The Department of Royal Forests will speed up operations to destroy rubber trees illegally planted inside protected forest zones to prevent the trees’ owners from periodically sneaking in to harvest their milky latex, the key ingredient of rubber.
Chonlatid Suraswadi, chief of the forest department, said he will implement stronger measures to deal with illegal rubber tree planting in reserved forest zones by moving quickly to cut down those trees before planters get a chance to extract their milk.
The department will also work closely with locals to prevent such illicit activity by educating them on ways to identify and report offenders.
According to the department, nearly 700,000 rai of 32.45 million rai national reserved forest has been encroached upon and turned into illegal rubber tree plantations.
In Phitsanulok province alone, 158,615 rai of forest reserve has been turned into an illegal rubber tree plantation. It is considered to be the biggest illegal rubber plot in the northern provinces.
The department’s forest officials recently moved in to confiscate 113 rai in Kao Krayang National Reserved Forest in Nakhon Thai district, which officials say they have the authority to cut it down.
Cheevapab Cheevatham, chief of Payakprai, said the department has confiscated 23,173 rai from big investors in Phitsanulok province, with forest officials having so far cleared all rubber trees in 4,394 rai.
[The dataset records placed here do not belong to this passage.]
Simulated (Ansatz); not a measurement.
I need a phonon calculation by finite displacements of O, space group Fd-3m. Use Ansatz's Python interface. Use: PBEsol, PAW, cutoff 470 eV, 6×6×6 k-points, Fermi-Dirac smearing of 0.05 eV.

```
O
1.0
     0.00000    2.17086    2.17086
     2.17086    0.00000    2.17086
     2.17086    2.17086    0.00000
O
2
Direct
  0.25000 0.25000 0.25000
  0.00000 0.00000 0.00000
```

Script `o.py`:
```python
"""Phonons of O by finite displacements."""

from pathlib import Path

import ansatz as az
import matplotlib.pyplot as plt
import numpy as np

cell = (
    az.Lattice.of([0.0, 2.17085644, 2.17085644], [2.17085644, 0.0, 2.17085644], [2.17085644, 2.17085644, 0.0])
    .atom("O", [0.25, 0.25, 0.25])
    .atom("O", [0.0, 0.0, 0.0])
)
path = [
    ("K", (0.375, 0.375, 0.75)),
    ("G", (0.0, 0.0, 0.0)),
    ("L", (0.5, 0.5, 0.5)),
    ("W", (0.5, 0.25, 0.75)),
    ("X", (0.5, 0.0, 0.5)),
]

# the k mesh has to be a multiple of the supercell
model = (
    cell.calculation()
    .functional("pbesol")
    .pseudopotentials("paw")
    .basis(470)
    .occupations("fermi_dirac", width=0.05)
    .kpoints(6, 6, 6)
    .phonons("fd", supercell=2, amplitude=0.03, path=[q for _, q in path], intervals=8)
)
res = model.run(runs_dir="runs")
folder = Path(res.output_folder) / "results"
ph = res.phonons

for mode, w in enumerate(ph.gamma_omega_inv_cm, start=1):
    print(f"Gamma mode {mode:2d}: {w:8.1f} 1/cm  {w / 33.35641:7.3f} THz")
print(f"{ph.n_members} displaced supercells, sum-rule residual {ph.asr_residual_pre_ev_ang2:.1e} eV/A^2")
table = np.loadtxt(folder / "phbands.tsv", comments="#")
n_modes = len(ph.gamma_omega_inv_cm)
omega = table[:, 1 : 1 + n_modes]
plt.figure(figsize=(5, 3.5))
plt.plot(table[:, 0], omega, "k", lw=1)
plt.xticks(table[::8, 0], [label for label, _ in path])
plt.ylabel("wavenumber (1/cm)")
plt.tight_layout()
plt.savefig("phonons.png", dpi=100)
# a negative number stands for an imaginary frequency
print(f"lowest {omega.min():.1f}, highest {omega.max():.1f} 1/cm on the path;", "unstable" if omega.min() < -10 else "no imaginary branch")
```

He said he would speed up the process to clear all the trees on the entire site as soon as possible and turn the area back into a fertile forest.
“To stop investors from reaping the benefits of illegal rubber trees, we must move quickly to clear all the trees. We will work with locals to prevent any further forest encroachment,” he said.
Forest encroachment for rubber plantations is still a challenging problem for the department and is mainly found in the northern and northeastern regions.
The department will confiscate such land from big investors — those who illegally plant rubber plants over an area of 25 rai or more — under the National Council for Peace and Order’s (NCPO) direction. The NCPO has ordered that forest officials take legal action against forest encroachment perpetrators.
Meanwhile, Asia’s top rubber producers will meet in Thailand next month to discuss ways of boosting prices. Rubber prices, which have suffered in recent years from oversupply, surged late last year after floods in key growing regions, but have since largely subsided.
Thailand, Indonesia and Malaysia together produce nearly 70% of the world’s natural rubber.